AGC2: adding level estimation option (RMS or peak-based).
This CL makes possible to choose the level estimation for the adaptive
digital GC of AGC2. The options are RMS (default and currently used
estimator) and peak-based (already computed, but not used).

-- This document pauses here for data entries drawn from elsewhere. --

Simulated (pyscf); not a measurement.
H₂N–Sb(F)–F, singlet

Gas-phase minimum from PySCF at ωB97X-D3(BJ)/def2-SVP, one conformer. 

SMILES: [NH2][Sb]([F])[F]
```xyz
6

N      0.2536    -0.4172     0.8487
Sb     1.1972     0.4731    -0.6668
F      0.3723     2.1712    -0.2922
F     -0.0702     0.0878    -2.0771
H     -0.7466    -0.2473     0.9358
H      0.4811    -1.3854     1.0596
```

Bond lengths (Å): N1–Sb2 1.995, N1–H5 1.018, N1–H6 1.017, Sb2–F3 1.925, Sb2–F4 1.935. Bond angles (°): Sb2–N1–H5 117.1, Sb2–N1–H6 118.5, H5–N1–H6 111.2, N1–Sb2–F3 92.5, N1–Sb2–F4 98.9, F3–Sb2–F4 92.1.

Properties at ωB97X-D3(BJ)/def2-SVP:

Besides adding the new AGC2 config param for the level estimator, this CL
also refactors the config class by making it more structured.
Bug: webrtc:7494
Change-Id: I20eb558ca50f13536aa7bdea08d21de3b630f8bc
Reviewed-on: https://webrtc-review.googlesource.com/c/110144
Commit-Queue: Alessio Bazzica <alessiob@webrtc.org>
Reviewed-by: Alex Loiko <aleloi@webrtc.org>
Cr-Commit-Position: refs/heads/master@{#25620}
diff --git a/modules/audio_processing/BUILD.gn b/modules/audio_processing/BUILD.gn
index a244c84..91ed7fd 100644
--- a/modules/audio_processing/BUILD.gn
+++ b/modules/audio_processing/BUILD.gn
@@ -429,6 +429,7 @@
"agc2:biquad_filter_unittests",
"agc2:fixed_digital_unittests",
"agc2:noise_estimator_unittests",
+ "agc2:rnn_vad_with_level_unittests",
"agc2:test_utils",
"agc2/rnn_vad:unittests",
"test/conversational_speech:unittest",
diff --git a/modules/audio_processing/agc2/BUILD.gn b/modules/audio_processing/agc2/BUILD.gn
index 18f2d78..22fd9db 100644
--- a/modules/audio_processing/agc2/BUILD.gn
+++ b/modules/audio_processing/agc2/BUILD.gn
@@ -27,6 +27,7 @@
":gain_applier",
":noise_level_estimator",
":rnn_vad_with_level",
+ "..:api",
"..:apm_logging",
"..:audio_frame_view",
"../../../api:array_view",
@@ -58,6 +59,7 @@
":gain_applier",
":noise_level_estimator",
":rnn_vad_with_level",
+ "..:api",
"..:apm_logging",
"..:audio_frame_view",
"../../../api:array_view",
@@ -257,6 +259,18 @@
]
}
+rtc_source_set("rnn_vad_with_level_unittests") {
+ testonly = true
+ sources = [
+ "vad_with_level_unittest.cc",
+ ]
+ deps = [
+ ":rnn_vad_with_level",
+ "..:audio_frame_view",
+ "../../../rtc_base:rtc_base_tests_utils",
+ ]
+}
+
rtc_source_set("test_utils") {
testonly = true
visibility = [
diff --git a/modules/audio_processing/agc2/adaptive_agc.cc b/modules/audio_processing/agc2/adaptive_agc.cc
index 795b8b5..a5d3608 100644
--- a/modules/audio_processing/agc2/adaptive_agc.cc
+++ b/modules/audio_processing/agc2/adaptive_agc.cc
@@ -26,8 +26,12 @@
}
AdaptiveAgc::AdaptiveAgc(ApmDataDumper* apm_data_dumper,
- float extra_saturation_margin_db)
- : speech_level_estimator_(apm_data_dumper, extra_saturation_margin_db),
+ const AudioProcessing::Config::GainController2& config)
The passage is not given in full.